A very different market reaction today to Challenger’s confirmation of a weak net profit of just $6.1 million in the December half, compared to the January 23 downgrade and reworked guidance when they plunged 17%.
The shares closed on January 23 at $7.65 – yesterday they ended up 1.1% at $7.92, which is hardly an example of outperformance.
The shock of the plunge in earnings – courtesy of the market mauling for shares in December especially has clearly eased because the price yesterday was higher, but the company will now remain under pressure until the August profit announcement for the full year, and any updates before then.
Challenger said net profit in the six months ended December 31 of $6.1 million was down from the $195.4 million in December 2017 half.
Revenue slumped 20.8% to $893.5 million, from $1.13 billion in the second half of 2018.
As in the January 23 statement, Challenger’s release yesterday played up what it calls ’normalised’ earnings.
“Normalised net profit before tax $270 million, down 2%… Normalised net profit after tax $200 million, down 4%,“ the press released said.
But that all excludes the impact of the market turmoil and its impact on the company’s business.
The statutory profit figure does. It wasn’t a pretty look.
“Statutory net profit after tax includes investment experience (being valuation movements on assets and liabilities supporting the Life business) of -$194 million (after tax). This was mainly due to lower equity markets and wider fixed income credit spreads. Statutory net profit after tax was $6 million,”
The company also cut its guidance for its net profit before tax in the second half from $565 million to $545 million, reflecting a flow-on effect from the first half and lower equity distributions.
In a show of confidence, the dividend was left unchanged at 17.5 cents a share for the six months.
The shares reached $13.35 in May last year.
“Our results have clearly been impacted by the difficult operating environment we’re experiencing, with increased market volatility, industry disruption, and political uncertainty,” Challenger CEO Richard Howes said in the statement accompanying the earnings release.
He said the results should be best viewed in terms of normalised profit after tax, as statutory profit includes valuation movements in assets and liabilities.
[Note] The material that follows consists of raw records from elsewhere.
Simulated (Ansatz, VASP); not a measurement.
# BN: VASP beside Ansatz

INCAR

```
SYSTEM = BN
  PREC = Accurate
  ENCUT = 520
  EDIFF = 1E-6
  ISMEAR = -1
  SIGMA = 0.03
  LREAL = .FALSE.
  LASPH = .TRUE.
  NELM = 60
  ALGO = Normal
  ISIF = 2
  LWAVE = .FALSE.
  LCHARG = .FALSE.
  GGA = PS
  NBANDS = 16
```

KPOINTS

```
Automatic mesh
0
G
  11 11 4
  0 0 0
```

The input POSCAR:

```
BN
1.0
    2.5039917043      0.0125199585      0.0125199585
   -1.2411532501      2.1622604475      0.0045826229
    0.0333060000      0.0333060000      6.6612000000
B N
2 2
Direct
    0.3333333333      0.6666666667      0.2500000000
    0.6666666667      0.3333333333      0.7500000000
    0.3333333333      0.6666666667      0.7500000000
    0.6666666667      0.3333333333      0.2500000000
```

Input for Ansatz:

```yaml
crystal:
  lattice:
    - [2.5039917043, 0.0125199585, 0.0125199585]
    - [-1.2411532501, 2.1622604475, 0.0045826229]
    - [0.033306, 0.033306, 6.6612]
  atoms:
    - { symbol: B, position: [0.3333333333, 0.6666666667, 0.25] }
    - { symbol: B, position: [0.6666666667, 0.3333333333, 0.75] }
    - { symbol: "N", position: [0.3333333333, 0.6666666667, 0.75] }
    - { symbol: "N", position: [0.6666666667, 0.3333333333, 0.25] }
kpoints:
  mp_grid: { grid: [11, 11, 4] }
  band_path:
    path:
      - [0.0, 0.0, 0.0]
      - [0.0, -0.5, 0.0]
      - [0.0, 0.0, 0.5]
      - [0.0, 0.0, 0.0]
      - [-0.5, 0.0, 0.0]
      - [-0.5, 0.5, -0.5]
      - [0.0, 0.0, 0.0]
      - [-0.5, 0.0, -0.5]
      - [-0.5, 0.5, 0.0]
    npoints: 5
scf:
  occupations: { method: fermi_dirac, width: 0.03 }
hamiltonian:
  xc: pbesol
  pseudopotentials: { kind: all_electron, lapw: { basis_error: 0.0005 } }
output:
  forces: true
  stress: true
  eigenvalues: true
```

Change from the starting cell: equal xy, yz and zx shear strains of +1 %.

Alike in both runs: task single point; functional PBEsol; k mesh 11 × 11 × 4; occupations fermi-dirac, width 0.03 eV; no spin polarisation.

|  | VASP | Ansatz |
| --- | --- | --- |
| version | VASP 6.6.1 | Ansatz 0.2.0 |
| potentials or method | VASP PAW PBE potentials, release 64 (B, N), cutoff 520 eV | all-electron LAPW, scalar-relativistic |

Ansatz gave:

“While some of these factors are beyond our control, the fundamentals underpinning our business remain supportive,” Mr. Howes said.
“We continue to target a growing market of retirees, we have the leading retirement income brand in the country and our capital position remains very strong. “Our resilient position is well demonstrated by the solid domestic annuity sales we achieved in the half. Australian annuity sales were up 4 percent on the same period last year, reflecting the continued demand from retirees for our products,” he said.